Hollywood as always thought black representation covers all minorities and they fail on even supporting black actors and actresses. I'm still waiting for a a film with an Asian actor that doesn't need to reference his heritage or culture once.
I feel like we're getting into No True Scotsman territory now.
About 5% of the US is Asian American. That 5% includes Keanu Reeves (John Wick), Dean Cain (Superman) Dave Bautista (Drax the Destroyer), and the Rock (Luke Hobbs).
As well as John Cho, Kal Penn, Sung Kang, Sendhil Ramamurthy, Ki Hong Lee, Daniel Henney, Aziz Ansari, Daniel Dae Kim among others. In fact, there are more well known male Asian American actors than female.
So when you say you can't think of one, you're obviously not talking about the full 5%. And that's where the language barrier comes in.
Edgar Wright, Simon Pegg, Nick Frost? Not American. George Miller and Tom Hardy? Not American. Russell Crowe, Hugh Jackman, Cate Blanchett, Colin Firth, Judi Dench, Sean Connery, Javier Bardem, Henry Cavill? You guessed it, not American.
Non-Americans have incredibly high representation in what we think of as "American cinema". Mad Max is Australian, The King's Speech is British. We just think of them as American.
But what about Memories of Murder? What about Kung Fu Hustle? What about Chungking Express? There is
tons of Asian media out there with almost all Asian actors. The Asian Box Office is bigger than the US and Asian countries dwarf the US in population. I think it is the language difference that causes us not to "count" all these movies and television... and in turn, by not counting them it makes it less likely to take actors from them and give them major roles here.

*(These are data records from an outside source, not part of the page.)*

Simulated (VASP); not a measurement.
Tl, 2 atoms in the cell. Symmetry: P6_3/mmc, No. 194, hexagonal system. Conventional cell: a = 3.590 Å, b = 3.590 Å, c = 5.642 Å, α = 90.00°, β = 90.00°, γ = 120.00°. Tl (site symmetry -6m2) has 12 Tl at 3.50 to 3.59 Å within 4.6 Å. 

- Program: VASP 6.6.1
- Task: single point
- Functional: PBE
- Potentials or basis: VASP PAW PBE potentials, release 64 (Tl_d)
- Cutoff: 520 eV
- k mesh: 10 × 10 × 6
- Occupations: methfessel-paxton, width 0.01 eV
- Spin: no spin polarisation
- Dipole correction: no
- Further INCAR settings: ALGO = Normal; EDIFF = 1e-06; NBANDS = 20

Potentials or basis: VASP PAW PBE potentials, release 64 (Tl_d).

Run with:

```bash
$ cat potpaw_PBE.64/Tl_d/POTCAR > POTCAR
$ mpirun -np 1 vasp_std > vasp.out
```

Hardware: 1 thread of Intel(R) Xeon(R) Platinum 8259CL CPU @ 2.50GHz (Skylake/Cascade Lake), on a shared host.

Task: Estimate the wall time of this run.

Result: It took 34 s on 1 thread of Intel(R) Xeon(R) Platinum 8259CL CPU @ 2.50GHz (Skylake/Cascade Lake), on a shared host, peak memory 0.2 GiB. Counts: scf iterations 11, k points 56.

So it's a combination of No True Scotsman eliminating the most famous Asian American actors (in which case less than 5% of the US is Asian American by that standard), ignoring Asian media because of language differences while counting foreign English media as essentially American, and ignoring the high popularity of foreign English speaking actors, that exacerbates the feeling of lack of representation and infuses US media with foreign English media.
If you want something ultra specific like Asian American male born in the US and with strong "Asian" features, you're definitely going below 1% of the population.